In the field of molecular electronics, effects like charge-memory, bistability and switching between charged and neutral states have been observed in STM [1] and molecular junctions [2,3] experiments. In this work we use model hamiltonians to describe molecular junctions, taking into account the interaction between the electronic levels and the vibrational degrees of freedom (vibrons) of the molecule. For a molecular level coupled to a vibron and in the presence of leads, we show that upon applying gate or bias voltage, it is possible to induce charge-bistability and hysteresis [4,5]. We further propose theoretically a spin-memory effect in quantum dots and single molecules coupled to ferromagnetic leads showing that the switching between spin states can be achieved by electrical control [6]. Finally we propose possible extensions to chains and lattices of molecular junctions in collaboration with E. Mentovich and coworkers from Tel Aviv University.

[1] J. Repp, G. Meyer, F. E. Olsson, M. Persson, Science 305, 493 (04).

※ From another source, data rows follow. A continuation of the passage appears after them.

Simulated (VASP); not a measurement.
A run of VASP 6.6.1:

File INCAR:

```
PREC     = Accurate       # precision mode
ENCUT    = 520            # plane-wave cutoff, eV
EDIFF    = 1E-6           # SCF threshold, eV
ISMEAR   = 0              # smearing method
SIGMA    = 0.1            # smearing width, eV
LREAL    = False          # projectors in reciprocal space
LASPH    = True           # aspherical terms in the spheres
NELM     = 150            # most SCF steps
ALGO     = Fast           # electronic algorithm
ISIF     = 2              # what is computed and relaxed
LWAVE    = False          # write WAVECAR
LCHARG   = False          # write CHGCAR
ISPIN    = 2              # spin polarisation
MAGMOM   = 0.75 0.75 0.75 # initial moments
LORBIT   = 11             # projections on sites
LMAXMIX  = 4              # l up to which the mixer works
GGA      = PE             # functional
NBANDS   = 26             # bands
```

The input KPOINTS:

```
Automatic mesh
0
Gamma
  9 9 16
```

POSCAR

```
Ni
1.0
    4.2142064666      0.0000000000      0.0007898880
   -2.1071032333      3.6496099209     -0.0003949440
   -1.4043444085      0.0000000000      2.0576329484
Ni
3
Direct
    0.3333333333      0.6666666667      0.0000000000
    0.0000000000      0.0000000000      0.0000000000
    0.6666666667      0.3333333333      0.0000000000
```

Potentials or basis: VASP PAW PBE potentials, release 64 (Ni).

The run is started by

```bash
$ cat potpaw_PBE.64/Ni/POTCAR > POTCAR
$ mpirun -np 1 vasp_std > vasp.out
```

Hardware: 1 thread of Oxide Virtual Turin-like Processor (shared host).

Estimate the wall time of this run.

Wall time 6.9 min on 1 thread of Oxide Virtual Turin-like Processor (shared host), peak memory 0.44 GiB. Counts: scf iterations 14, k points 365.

[2] E. Loertscher, J.W. Ciszek, J. Tour, H. Riel, Small 2, 973 (06).
[3] E. Mentovich, B. Belgorodsky, I. Kalifa, S. Richter, Advanced Materials 22 , 2182, (10).
[4] D. A. Ryndyk, P. D'Amico, G. Cuniberti, K. Richter, PRB 78, 085409 (08).
[5] P. D'Amico, D. A. Ryndyk, G. Cuniberti, K. Richter, NJP 10, 085002 (08).
[6] D. A. Ryndyk, P. D'Amico, K. Richter, PRB 81, 115333 (10).